Our little neighborhood called El Verano in Sonoma County was established in 1888 when a new train depot was built two miles west of the town of Sonoma. El Verano is said to mean “the summer” and the history of our area is one of small, modest houses and summer resorts offering home-cooked meals, swimming, dancing and entertainment. The proximity of natural hot springs in Agua Caliente and Boyes Springs, and their healing waters, offered other ways to relax-and were promoted by the railroad companies as highly desirable destinations.
After we bought our cottage my sister-in-law, Pinky, came to visit and immediately recognized the area. “Wasn’t Verdier’s Resort right down the street?” she asked. “I’m sure it was – we used to go there for the day to swim and sometimes even spent the night.”
The streets still looked similar enough to stir her memory – even though the resort is long gone.
A little bit of research confirmed that Verdier’s was indeed one of the local resorts and we only had to walk two short blocks down Oak Street to where it met Linden Street to explore a bit.
We peered through an old fence into the yard and saw a large, empty swimming pool. “That’s it!” Pinky said. “I remember the elevated pool.”
Verdier’s has been replaced by individual homes, the pool is long gone, and only one foot bridge out of five remains over the small water culvert.
Our cottage is just down the road from the summer resort that used to be Verdier’s and we are on Oak Street nestled between Railroad Avenue and the old swimming hole at Riverside Drive. Our street is wider than the others around us and one of our neighbors says that when the train stopped at the El Verano depot, the freight cars were loaded and unloaded by wagons that made their way up and down our street, which is why it was built a bit roomier. Neighborhood kids who didn’t have a day pass for a pool at one of the local resorts frolicked in the creek at the end of our block and resort guests likely enjoyed goods that were transported up and down our street. Old photos show rows of bikes at the resorts, vintage wood and canvas sling chairs, and the “wagonettes” that the resorts sent to pick up travelers from the train station. It’s easy to imagine the bustling and delightful summer activities of both locals and the resort guests.

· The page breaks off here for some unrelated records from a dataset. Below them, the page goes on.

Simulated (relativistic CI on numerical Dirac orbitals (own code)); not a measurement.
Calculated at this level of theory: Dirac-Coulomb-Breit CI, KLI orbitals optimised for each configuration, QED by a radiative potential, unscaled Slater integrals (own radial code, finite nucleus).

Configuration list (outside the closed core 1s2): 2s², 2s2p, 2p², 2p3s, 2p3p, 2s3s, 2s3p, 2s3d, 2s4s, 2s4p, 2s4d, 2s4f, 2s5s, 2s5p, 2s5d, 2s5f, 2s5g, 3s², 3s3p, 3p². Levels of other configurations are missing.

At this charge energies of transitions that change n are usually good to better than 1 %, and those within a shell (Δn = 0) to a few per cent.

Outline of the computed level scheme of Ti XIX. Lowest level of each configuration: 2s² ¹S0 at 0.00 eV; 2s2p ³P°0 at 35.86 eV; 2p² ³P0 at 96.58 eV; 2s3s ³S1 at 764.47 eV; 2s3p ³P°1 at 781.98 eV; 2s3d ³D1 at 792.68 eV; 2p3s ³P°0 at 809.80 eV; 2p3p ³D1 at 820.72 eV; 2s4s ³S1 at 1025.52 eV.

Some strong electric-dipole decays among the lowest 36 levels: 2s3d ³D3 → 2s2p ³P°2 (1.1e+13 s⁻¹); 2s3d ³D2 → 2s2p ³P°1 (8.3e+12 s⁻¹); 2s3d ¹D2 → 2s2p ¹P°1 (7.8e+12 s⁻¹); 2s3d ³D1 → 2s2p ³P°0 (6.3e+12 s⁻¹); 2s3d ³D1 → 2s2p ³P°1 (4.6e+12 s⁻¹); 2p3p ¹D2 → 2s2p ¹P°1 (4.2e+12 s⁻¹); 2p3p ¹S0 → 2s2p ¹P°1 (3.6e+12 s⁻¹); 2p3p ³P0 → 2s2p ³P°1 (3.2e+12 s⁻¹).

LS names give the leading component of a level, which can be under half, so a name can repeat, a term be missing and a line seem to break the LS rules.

I love that we live in El Verano much in the way it was originally intended. Simple homes with ample gardens and fruit trees in an area that was a perfect location to build summer retreats for people from neighboring cities to be close to nature and to relax and rejuvenate. Days that were simpler, slower and remain forever etched in people’s memories. Some things don’t change (or not that much!) – and that can be a very good thing.